"The dark-blue SUV pulled into the fire lane and stopped. It was dark inside.
A swarm of photographers crowded the Ford near the sidewalk, and a figure inside pointed to the man in the left side of the backseat. Three months after the Chiefs made Glenn Dorsey their top draft pick, word leaked Saturday that the star defensive tackle at LSU had arrived.
Then the doors opened, and four Chiefs players got out.
"Hey," said the voice from the left side of the backseat. "You've got the wrong guy."
It was second-year defensive tackle Tank Tyler in that SUV. The wait for Dorsey wasn't over yet.
Tyler and his teammates laughed and walked inside for a quick bite and a nap before a defensive-line meeting. A new teammate was coming Saturday, and they wanted a good look at him, too.
Twenty minutes later, Dorsey finally arrived in River Falls. For the most important business meeting of his life, the fifth overall pick in the draft was dressed casually - black T-shirt, gray athletic shorts and gray sneakers with neon laces.
After the chaotic 48 hours that had just passed, perhaps Dorsey needed to go casual. He went from uncertainty on Thursday to hope on Friday, and an early flight Saturday to River Falls, where he signed a six-year contract worth as much as $51 million with about $23 million guaranteed. Then, a few hours after signing his deal, Dorsey was in pads at the Chiefs' fourth practice of training camp.
The previous two days were an experience he said he'll remember - but one he might not want to repeat.
"Hectic," he said, shaking his head while standing at a podium in the university center at Wisconsin-River Falls.

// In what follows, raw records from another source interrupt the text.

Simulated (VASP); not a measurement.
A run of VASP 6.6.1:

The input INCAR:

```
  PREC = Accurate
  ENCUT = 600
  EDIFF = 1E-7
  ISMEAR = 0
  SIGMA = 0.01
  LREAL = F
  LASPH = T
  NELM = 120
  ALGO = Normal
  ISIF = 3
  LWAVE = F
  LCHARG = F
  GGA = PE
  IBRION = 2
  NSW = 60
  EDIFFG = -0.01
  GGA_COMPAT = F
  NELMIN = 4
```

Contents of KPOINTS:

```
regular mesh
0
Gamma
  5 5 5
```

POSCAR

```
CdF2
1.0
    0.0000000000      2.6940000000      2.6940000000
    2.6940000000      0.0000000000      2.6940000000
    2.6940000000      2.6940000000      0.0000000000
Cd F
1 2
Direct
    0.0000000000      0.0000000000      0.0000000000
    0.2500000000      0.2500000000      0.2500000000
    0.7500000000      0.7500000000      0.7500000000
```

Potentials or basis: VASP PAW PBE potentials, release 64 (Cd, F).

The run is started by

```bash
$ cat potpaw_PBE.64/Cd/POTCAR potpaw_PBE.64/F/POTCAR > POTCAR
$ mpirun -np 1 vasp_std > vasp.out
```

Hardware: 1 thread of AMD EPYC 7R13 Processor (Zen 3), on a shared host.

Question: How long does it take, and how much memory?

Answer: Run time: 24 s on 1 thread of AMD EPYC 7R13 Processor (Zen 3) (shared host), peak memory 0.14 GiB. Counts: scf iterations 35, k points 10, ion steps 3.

The 6-foot-1, 297-pound defensive tackle was at his parents' home in Gonzales, La., when his phone rang at 11 o'clock Friday night. It was Dorsey's agent, Joel Segal. They were close to a contract agreement, Segal told Dorsey. He should pack his things.
Dorsey hung up the phone and smiled at his mother, Sandra Dorsey. They hugged each other in the room with all of Dorsey's football memorabilia - pictures, ticket stubs and the white card with blue ink, the one the Chiefs submitted when they drafted Dorsey on April 26."